A third of what Bunker grows went to the hog farms to feed the animals and now, Smithfield’s problems have become his own.
“These are the struggles we face from day to day, and I don’t think people understand. And the only way I thought to portray it is just that. What if I came to everyone in the population of Utah and said you all are taking a 33% pay cut starting tomorrow? Merry Christmas. That’s right. That’s really what’s happened.”
Scrambling for solutions
Bunker said it is not just a Beaver County problem. It’s a Millard County, an Iron County problem. He said he knows someone in Vernal who grows corn for the hog feeding operations. The trickle-down effects are astounding, he emphasized.
“So this is really a statewide issue. I’m pretty sure they bought wheat out of Green River, too.”
The 2017 agricultural census put total hog inventory sales in Beaver County alone at $220 million.

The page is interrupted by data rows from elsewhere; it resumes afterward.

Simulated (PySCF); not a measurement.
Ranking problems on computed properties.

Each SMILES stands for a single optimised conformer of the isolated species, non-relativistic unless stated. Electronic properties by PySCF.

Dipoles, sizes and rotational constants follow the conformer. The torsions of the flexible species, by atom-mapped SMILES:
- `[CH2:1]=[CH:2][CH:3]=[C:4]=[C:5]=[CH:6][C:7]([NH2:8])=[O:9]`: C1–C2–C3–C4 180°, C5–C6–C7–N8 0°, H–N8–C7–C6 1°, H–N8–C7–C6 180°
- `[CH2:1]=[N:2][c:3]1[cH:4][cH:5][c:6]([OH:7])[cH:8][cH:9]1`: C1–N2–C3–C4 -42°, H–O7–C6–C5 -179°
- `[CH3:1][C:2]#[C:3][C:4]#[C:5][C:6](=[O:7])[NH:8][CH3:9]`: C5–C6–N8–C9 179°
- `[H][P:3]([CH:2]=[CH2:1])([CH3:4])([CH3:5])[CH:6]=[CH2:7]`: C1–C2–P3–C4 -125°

Buildings used to raise hogs owned by Smithfield Foods in Milford on Friday, Dec. 8, 2023. Smithfield Foods is ending its relationship with more than two dozen hog farms in Beaver County. Hog farming is the No. 1 employer in this rural area of Utah.
Scott G Winterton, Deseret News
As of 2021, according to the Utah Department of Agriculture and Food, Utah had a total inventory of 940,000 hogs.
Beaver and Iron counties were the top two counties for hog production.
“We are devastated for the hog farmers and employees in Beaver County,” said Craig Buttars, commissioner of the Utah Department of Agriculture and Food. “We are extremely concerned about what this means for the local agriculture industry and economy. Since the announcement made by Smithfield, we have been working closely with local and state government officials to figure out solutions for this community moving forward.”
The Utah Farm Bureau, too, is doing what it can to help.
“We are disappointed in the news that farm families will have their contracts canceled,” said Spencer Gibbons chief executive officer of the association. This decision will have a negative impact on the families and communities in rural Utah that have relied on this business model for decades.”
Gibbons emphasized the Utah Farm Bureau will work with local families and other agricultural leaders in the state to soften the blow.
Bunker, however, is a realist and sees the Smithfield decision as just another setback to rural Utah and is not so sure how fast the area will recover.
“It’s more than just hog farms closing. It’s a way of life. It’s an economy. It’s the way people make their living.”
Beaver County Commissioner Tammy Pearson said the downsizing of the hog industry in this area has been a slow, painful process that affects everyone.
“So we had 49 contractors that lost their jobs a year ago,” she said. “And they have been moving on and working in Cedar City or somewhere else. They have built their businesses on their own, but they are trying to stay here, because this is our home and we are kind of tough and bullheaded. We don’t want to leave, so we are going to figure out a way to make an existence in Beaver County.”
She said what stings is these contractors impacted by the latest decision by Smithfield sunk their own money into the barns. It’s millions of dollars.
“They borrowed money, built their own barns through a Smithfield contract and they have like a 15-year contract with them and now less than five years down the road they’re done,” she said. “It’s a hard pill to swallow.”
Smithfield was Beaver County’s largest employer.
“Ever since the pigs came to town, Beaver County was sitting at No. 1 in ag producing receipts. And we have been for years, with our beef, our hay exports and the pigs. So for that to leave …,” Pearson said, her voice trailing off.
Yardley said it is too early to assess the economic impact and Smithfield’s offer of relocation of impacted employees is a hollow victory.
“It’s pretty devastating for the local community. There’s kids in school that are going to have to figure out something else. People who have been here 20 years that have been employees or some somehow tied to the pig barns are now going to find something else to survive. They are rooted in the community pretty deep. So to be able to just take Smithfield’s offer and transfer to another location, I don’t think that’s what they want to do. They want to be able to stay in our small community and be part of it.”
But Yardley said he is optimistic that Smithfield will make it right with the contractors through the buy-out clause, but it is tough.
“People understand this was a business decision, but it is hard for people to live with now.”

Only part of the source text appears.